I’m thinking about modularity again. In particular, I’m thinking about the formally-pure mathematical notion of compositionality:
Compositionality is the principle that a system should be designed by composing together smaller subsystems, and reasoning about the system should be done recursively on its structure.
(Jules Hedges, On Compositionality)
This sounds pretty similar to the definitions of modularity we roughed out in The Internet is Modular. There is a key distinction, though. A modular system is compositional when you can compose modules without side-effects. In a compositional system, the whole is exactly the sum of its parts.
Compositionality helps us reason at scale
If a system is to serve the creative spirit, it must be entirely comprehensible to a single individual. The point here is that the human potential manifests itself in individuals. (Alan Kay, 2001. Design Principles Behind SmallTalk.)
Problems are solved by people, and that means we need people-sized problems. A challenge here is that our brains are pretty small, and many problems are big.
One trick we’ve learned to scale our efforts is to break problems down into smaller units, until the units are roughly person-sized. If the whole is exactly the sum of the parts—or close-enough—then we can solve them one at a time. Add more people, and we can solve them in parallel. MapReduce!
Even better, when systems are compositional, we can use tools like category theory to formally reason about them. This is very powerful.
I claim that compositionality is strictly necessary for working at scale. In a non-compositional setting, a technique for a solving a problem may be of no use whatsoever for solving the problem one order of magnitude larger.

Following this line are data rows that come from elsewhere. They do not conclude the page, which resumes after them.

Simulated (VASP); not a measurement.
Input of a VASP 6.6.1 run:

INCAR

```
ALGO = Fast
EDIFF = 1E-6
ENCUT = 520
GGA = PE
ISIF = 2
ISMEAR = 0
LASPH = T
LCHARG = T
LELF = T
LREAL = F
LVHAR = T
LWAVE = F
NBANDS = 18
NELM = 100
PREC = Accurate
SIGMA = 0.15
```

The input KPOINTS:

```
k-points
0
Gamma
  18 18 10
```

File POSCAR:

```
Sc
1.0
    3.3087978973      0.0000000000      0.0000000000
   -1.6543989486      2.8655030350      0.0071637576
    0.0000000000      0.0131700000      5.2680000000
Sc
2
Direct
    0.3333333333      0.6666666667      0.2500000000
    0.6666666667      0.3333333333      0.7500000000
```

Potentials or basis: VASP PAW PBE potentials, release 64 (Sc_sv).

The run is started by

(Jules Hedges, On Compositionality)
So, we could see compositionality as a constraint we sometimes impose upon systems to scale our reasoning. Like other reductionistic methods, compositionality asks us to narrow the expressive range of motion of a system, in order to gain rational leverage.
Certain forms of knowledge require a narrowing of vision... bringing into focus limited aspects of a complex, unwieldy reality. This simplification makes [reality] legible and susceptible to measurement and calculation, making possible a high degree of schematic knowledge, control, and manipulation.
(James C Scott, 1998. Seeing Like a State.)
This is a clever trick, and we’ve gone pretty far with it, building machines and bridges and computers and all sorts of other things.
Compositionality rejects emergence
A wrinkle. Compositionality only works when a system is exactly the sum of its parts.
More generally, I claim that the opposite of compositionality is emergent effects. The common definition of emergence is a system being “more than the sum of its parts”, and so it is easy to see that such a system cannot be understood only in terms of its parts, i.e. it is not compositional. Moreover I claim that non-compositionality is a barrier to scientific understanding, because it breaks the reductionist methodology of always dividing a system into smaller components and translating explanations into lower levels. (Jules Hedges, On Compositionality)
When the system is exactly the sum of its parts, you can take the system apart, reason about each part separately. But when the whole is more than the sum of its parts?
If you try and take a cat apart to see how it works, the first thing you have on your hands is a non-working cat. (Douglas Adams)
A lot of systems are like cats. Maybe even most of them—definitely all of the living ones. In a living system, the emergence is the point.
We call these emergent systems complex adaptive systems. As David C. Krakauer points out, our reductive engineering tricks come up short when confronted with these complex systems.
The Properties of Complex Systems
1. We have few general design principles for adaptive components (cells, organisms, nations) in isolation or in the aggregate where new unforeseen properties emerge.
2. Components typically have high failure rates in all tasks and accomplish their objectives through statistical averaging and approximation across multiple scales and levels.
3. There is significant uncertainty and lack of information at both the component and aggregate level, and components have large—and often poorly understood—repertoires of behavior.
4. Most evolved complex systems operate in nonlinear and often near-critical regimes (close to thresholds and tipping points).
5. Adaptability of components is the rule—not the exception—and learning and adaptation are ongoing and irrepressible.
Nearly every assumption listed in the engineering axioms is violated by complex systems. So, what leads us to believe that we can use the insights of classical engineering to predict and control these systems? And the recent historical record makes the case rather clear—we have not succeeded in this approach.
(David C. Krakauer, 2019. Emergent Engineering.)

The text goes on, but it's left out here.